1
votes

Not sure if rules will be the solution to this but its where I've dived in, could be entity reference but here goes.

I have a site showing horses. Dobbin, Neddy etc with some information about them including videos. Users may have a number of nodes for each horse, eg, 20 x Dobbin nodes doing jumps on a different day

Users can optionally offer the horse for sale so there is a For Sale: yes / no field. If yes a for sale sign goes on the video. Simple enough.

The task is:

If user goes into a Dobbin node and selects yes to put the flag on for sale how can I automatically update it so that all Dobbin nodes have the same flag? Otherwise it involves going in to change all the nodes for Dobbin to yes. I need this to apply to existing & new nodes for Dobbin...ie if any Dobbin node has field value yes for sale then any Dobbin node will automatically have this for sale field value.

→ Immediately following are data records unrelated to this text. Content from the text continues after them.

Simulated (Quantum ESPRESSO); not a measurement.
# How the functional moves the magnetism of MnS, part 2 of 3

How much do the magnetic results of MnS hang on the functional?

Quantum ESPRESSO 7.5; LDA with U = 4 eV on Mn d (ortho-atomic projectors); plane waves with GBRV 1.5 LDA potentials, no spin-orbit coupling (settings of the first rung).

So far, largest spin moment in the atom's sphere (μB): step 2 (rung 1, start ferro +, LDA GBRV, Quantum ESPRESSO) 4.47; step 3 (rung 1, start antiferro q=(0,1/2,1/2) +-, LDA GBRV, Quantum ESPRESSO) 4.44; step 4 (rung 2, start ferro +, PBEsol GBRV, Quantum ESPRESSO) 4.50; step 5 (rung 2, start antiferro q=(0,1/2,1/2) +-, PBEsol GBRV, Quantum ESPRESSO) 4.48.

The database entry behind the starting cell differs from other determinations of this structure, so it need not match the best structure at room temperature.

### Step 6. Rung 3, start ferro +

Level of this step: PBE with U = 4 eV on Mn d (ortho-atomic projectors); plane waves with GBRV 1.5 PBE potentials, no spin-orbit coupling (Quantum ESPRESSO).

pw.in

A secondary requirement is to limit this to the user, ie, I dont want any node Dobbin to update (more than 1 user could have a horse called Dobbin). I'm sure I'll be able to resolve this if I get put on the right track for issue 1.

Thanks for any help.

Jeremy

1

1 Answers

0
votes

You are talking about related entities (excuse the names):

a. horse b. horse activity

Information and access controls related to a horse is implemented with that content type, likewise, nodes about 'horsing around' remain with the second content type.

You create an entity reference in your horse activity content type to link the two.

When a horse is for sale, you simply change the for-sale attribute on your horse content type.

Views provide a way to present the linked relationships as a single node to a user.

Replicating field content across multiple nodes solves one problem you have - poorly.

Implementing a relationship like that above solves this along with many other issues you will have such as horse ownership, access controls, new attributes.